If tuneful, cinematic, vivid and distantly haunting big band jazz is up your alley, you should know that the Jihye Lee Orchestra are playing Symphony Space this Friday, April 14 at 8 PM. Cover is $25, which is reasonable for a Manhattan gig by a 20-piece ensemble. To give you an idea of what they’ll be playing, here’s what their gripping, picturesque debut album April Wind sounds like. It hasn’t made it to any of the usual places on the web yet, although half the tracks are up at Lee’s video page.
The title track, which opens the six-part suite, begins with a rhythmless lustre and a distant sense of foreboding, the only place in the piece where that’s allowed to creep in. Sean Jones’ airy trumpet mingles with the bandleader’s wistful vocalese. Spare, carefree piano phrases from Alain Mallett mingle as the orchestra rises with brassy flair over an easygoing sway. A dancing rhythm comes to the forefront with an incisive piano solo. A casually spiraling Shannon LeClaire alto sax solo leads the ensemble in a return to gently swaying lushness.
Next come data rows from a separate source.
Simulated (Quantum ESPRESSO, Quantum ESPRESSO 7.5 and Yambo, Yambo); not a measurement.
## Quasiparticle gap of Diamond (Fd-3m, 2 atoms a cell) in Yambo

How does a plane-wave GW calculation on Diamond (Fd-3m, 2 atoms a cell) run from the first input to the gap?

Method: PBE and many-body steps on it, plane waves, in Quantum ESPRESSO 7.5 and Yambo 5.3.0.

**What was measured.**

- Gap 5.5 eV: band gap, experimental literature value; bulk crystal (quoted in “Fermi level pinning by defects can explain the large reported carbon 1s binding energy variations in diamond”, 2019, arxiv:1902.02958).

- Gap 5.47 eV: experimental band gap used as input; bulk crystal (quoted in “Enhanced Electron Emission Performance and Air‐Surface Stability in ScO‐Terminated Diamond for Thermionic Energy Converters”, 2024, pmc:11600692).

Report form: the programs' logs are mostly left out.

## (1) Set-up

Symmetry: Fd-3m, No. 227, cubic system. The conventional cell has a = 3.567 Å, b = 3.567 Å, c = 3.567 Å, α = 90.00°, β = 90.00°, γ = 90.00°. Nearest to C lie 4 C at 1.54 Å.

John Lockwood’s tersely dancing bass hook opens the practically thirteen-minute epic Sewol Ho, then gives way to a bit of icy, chromatic piano and then an exchange of brass that picks up the melody. Suspense builds over an understated clave, a brooding call-and-response between brass and reeds that wouldn’t be out of place in the Chris Jentsch big band book. A minor sixth chord lingers, actual or implied, eventually edged out by uneasy close harmonies and then a seemingly free interlude pairing off spare, bubbling individual voices: trumpet, drums, bass, trombone each scrambling around in the waves. Rhythm returns with an ominous low-brass pulse underneath those voices: then the music literally slides down and out for a second. Then the bass clarinet leads a search party, more or less, over a bubbling, reedy groove that builds with considerable gravitas and shivery clarinet.
The way the piano and horns, then Lee’s voice paired with alto sax, mirror the previous number’s intro as Deep Blue Sea gets underway is especially artful. A carefree/foreboding dichotomy develops between highs and lows; again, the rhythm grows bouncier, this time on the wings of a gentle, smoke-tinted tenor sax solo. Lee takes the orchestra in a more ebullient, brass-fueled direction, then pauses and returns to a spare, moody piano-and-tenor interlude
Whirlwind begins over a brisk clave, cloudbanks of brass passing quickly overhead, punctuated by dynamic shifts, a piano solo bristling with icepick chords, and then a return to a brass-driven intensity. Building out of a spare piano phrase beneath emphatic horns, Guilty follows a martial beat up to Shostakovian, menacingly gavelling phrases that back away for a long, judicious Bruce Bartlett guitar solo, then a long, crushing coda that leaves no doubt what the verdict is. The final number is You, a slow ballad with a bright opening chart that backs away for a melancholy Jones flugelhorn solo and then brightens as the energy picks up. A series of pensive swells make way for a calmly lively Jones solo spot, then spring returns and everything is in bloom again.
Spoiler alert: if you want to find out for yourself what this is about, stop here, bookmark the page, give the album a spin or better yet, go see the show and then come back.
The backstory here is that Lee’s suite follows the narrative of the April, 2014 Sewol ferry disaster. More than three hundred passengers were killed when the vessel sank off the Korean coast. In Boston at the time, the Korean-born composer wrote much of the suite in the weeks that followed.
News reports on the disaster have been conflicted: what is apparent is that the ferry was overloaded, and many eyewitness accounts concur that the crew didn’t react immediately when it was apparent that the ship was in distress. The same thing happened over a hundred years ago north of Nova Scotia; an iceberg was involved that time. Nobody went to jail for that one. The owner of the Sewol was found dead, victim of foul play, a year after going on the run. That case also remains unsolved.